This is an old version of the class, kept for posterity. If you're seeing this, you probably want to check the URL and go to the latest version.

Visualization challenge

The goal

So far, the exercises have done a lot of hand-holding in helping you to import and visualize networks. For this project, you will identify a network-based question that you think a visualization could help to answer, and create a visualization.
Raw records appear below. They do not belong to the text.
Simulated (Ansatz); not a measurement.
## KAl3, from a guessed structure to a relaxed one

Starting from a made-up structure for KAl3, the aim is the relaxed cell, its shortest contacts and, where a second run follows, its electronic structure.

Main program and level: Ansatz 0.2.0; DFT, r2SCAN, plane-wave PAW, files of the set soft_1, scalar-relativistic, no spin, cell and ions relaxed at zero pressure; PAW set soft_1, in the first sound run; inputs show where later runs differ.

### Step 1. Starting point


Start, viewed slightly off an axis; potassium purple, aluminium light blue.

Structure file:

There are three parts of the assignment:

First, I want you to think about a question and draw on a piece of paper what you want the outcome to look like. For example, if you want to visualize whether people who have a certain attribute are more popular, you may decide to color nodes by in-degree and change their size or shape based on that attribute.
Second, you will do your best to recreate your idea using tidygraph and ggraph. I would like you to turn in both your drawing and your visualization.
Write a paragraph or two explaining what the visualization tells us about the question that you asked.

You are welcome to work with a partner if you would like. Just make it clear who you worked with and I would encourage you to be a bit more ambitious in what you try to do.

Dutch School Data

In 2003 and 2004, researchers repeatedly surveyed a number of Dutch school students about their friendships and their behavior. They were particularly interested in the relationship between friendships and drinking behavior. They recorded information about alcohol use, gender, age, ethnicity (whether Dutch or not), and religion.

You may want to ask questions like:

Are people who drink more more popular?
Are males or females more likely to have the same drinking behavior as their friends?
Are people of the dominant religion more likely to be popular? More likely to be friends with each other?

Resources

The Introduction to ggraph and tidygraph reading actually uses this dataset. You can look to that for examples to build on.

Data:

Descriptions of what each measure means are at this site, maintained by the people who collected the data.

To import the data you can right-click on and save the edge and node data files above to your computer and then import them into R.

Alternatively, the following code will download the files and create a graph object. You are welcome to reuse it.

library(tidyverse)
library(igraph)
library(tidygraph)
library(ggraph)

nodes = read_csv('https://canf24.jeremydfoote.com/resources/school_graph_nodes.csv')
edges = read_csv('https://canf24.jeremydfoote.com/resources/school_graph_edges.csv')

G = graph_from_data_frame(d=edges, v=nodes) %>% as_tbl_graph()

Harry Potter Data

The authors of this paper coded all of the peer support relationships in Harry Potter books. For each student, they also recorded their school year, gender and house.

You may want to ask questions like:

Are students of the same gender more likely to provide support?
Are Slytherins less likely to provide support?
Are older students more likely to provide support to younger students?

As with the Dutch school data, I’ve prepared some files and some code to get you started. These data files are for the fifth book. You may want to remove nodes who don’t have any edges (since they might not even appear in the book).

library(tidyverse)
library(igraph)
library(tidygraph)
library(ggraph)

nodes = read_csv('https://canf24.jeremydfoote.com/resources/harry_potter/hp_node_atts.csv')
edges = read_csv('https://canf24.jeremydfoote.com/resources/harry_potter/hp_edgelist.csv')

G = graph_from_data_frame(d=edges, v=nodes) %>% as_tbl_graph()